A History of Surf Forecasting: Part I

Posted on June 20, 2007 @ 2:26 PM

Old fishermen used to say it had to do with the moon, the wind, the lay of the seaweed on a low-tide rock, but their surf forecasts weren’t always that accurate. These days we’re way ahead of ourselves, and this is – scientifically speaking – how our powers to see the future emerged.

More than ever before, a tremendous amount of scientific effort is being put into predicting the future. Climate modellers, tidal modellers, economics modellers, coastal modellers – all are concerned with describing some phenomenon, natural or otherwise, in enough detail to simulate its behaviour and then predict what it might do in the future. Most of these people know well that their task will never be fulfilled completely – the laws of chaos prevent this – but they nevertheless keep on trying. But still, imperfect predictions are useful to us, and the less imperfect they are, the more useful they are.

And now, more than ever before, we surfers want to know the future. Surf forecasting has become a major part of our lives, especially since the internet has made available to us an entire universe of information. Nowadays, any surfer can access a swell-forecasting website that will tell them where to go, what board to take, which wetsuit and what stickers to wear. No brain required.

However, aside from the increase in available forecast information for the ‘masses’ (which has obviously improved things tremendously), can we really make more accurate forecasts than we could before? Can we be any more precise about swell arrival time, swell quality, changes in local winds or how long the swell will last? Or are we still missing something? How far has wave forecasting come, how much more useful is it than it was before, and how much more useful will it be in the future?

To begin to answer those questions, I decided to have a look at the history of wave forecasting right from the very beginning, and then assess where it is at right now, and where we’re going with it in the future.

In this, the first part, we start by looking at our own particular history from a surfer’s point of view, together with the almost-parallel scientific development of wave-forecasting models. Then we look at how the two finally merged together with the advent of the internet.

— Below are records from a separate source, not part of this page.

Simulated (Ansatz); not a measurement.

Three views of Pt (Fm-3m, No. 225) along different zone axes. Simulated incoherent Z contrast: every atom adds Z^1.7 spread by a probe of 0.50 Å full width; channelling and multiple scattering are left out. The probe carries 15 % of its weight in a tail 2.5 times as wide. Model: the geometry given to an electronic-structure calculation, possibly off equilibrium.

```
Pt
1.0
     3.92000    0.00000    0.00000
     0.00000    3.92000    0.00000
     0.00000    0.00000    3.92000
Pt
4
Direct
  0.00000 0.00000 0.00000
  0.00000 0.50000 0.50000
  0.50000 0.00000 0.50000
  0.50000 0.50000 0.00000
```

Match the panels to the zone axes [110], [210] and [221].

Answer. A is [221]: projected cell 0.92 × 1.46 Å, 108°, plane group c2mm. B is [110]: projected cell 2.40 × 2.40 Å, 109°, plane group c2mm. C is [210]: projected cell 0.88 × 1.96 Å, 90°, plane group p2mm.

EARLY DAYS OF SURF FORECASTING

Until a very short time ago, surf forecasting was shrouded in mystique – almost a ‘dark art’, certainly a murky science. It was best left to a handful of gurus possessed with that special power: the power for interpreting the isobaric chart. Before the internet came along and we were suddenly, almost overnight, given access to unimaginable amounts of information, wave forecasting was little more than blind guesswork. This was true even for those who were able to boast some knowledge of physics or oceanography.

For much of the time the only resource available was the isobaric analysis chart. This is a daily analysis of the atmospheric pressure at sea level. In those days, we normally had to rely on a chart that was published in the newspaper or shown on the television. The chart is compiled from a series of atmospheric pressure values measured by a network of buoys and ships.

These measurements are then interpolated to provide an estimate of the pressure ‘field’ over the expanse of the entire ocean, in the form of contour lines of equal pressure called isobars (iso = equal, bar = pressure). The result is a ‘snapshot’ of the situation at some time in the recent past. It is not a forecast.

A few simple rules enabled us to use the isobaric chart to make a reasonable estimate of the surf conditions in the near future. From the orientation and number of isobars we could easily identify the current position of a storm over the ocean, together with its all-important fetch (the area containing winds that generate the swell). With some experience of the likely size of swell produced by a particular fetch, how fast that swell travels and how it might be affected by the continental shelf, we would then make a guess as to the height and arrival time of the swell. Don’t forget, this might be at some beach thousands of miles away from the storm itself. Then, with some previous knowledge as to the most likely trajectory of the storms in that particular ocean at that time of year, we would make a guess at the local wind conditions expected on that beach. As you can see, that’s a lot of guesswork and extrapolation based on very little initial information. Even for the most experienced and talented wave-forecasting shaman, it was still very difficult to predict the state of affairs at the end of a long and uncertain string of physical processes connected to just one snapshot of a single parameter. There were just too many variables.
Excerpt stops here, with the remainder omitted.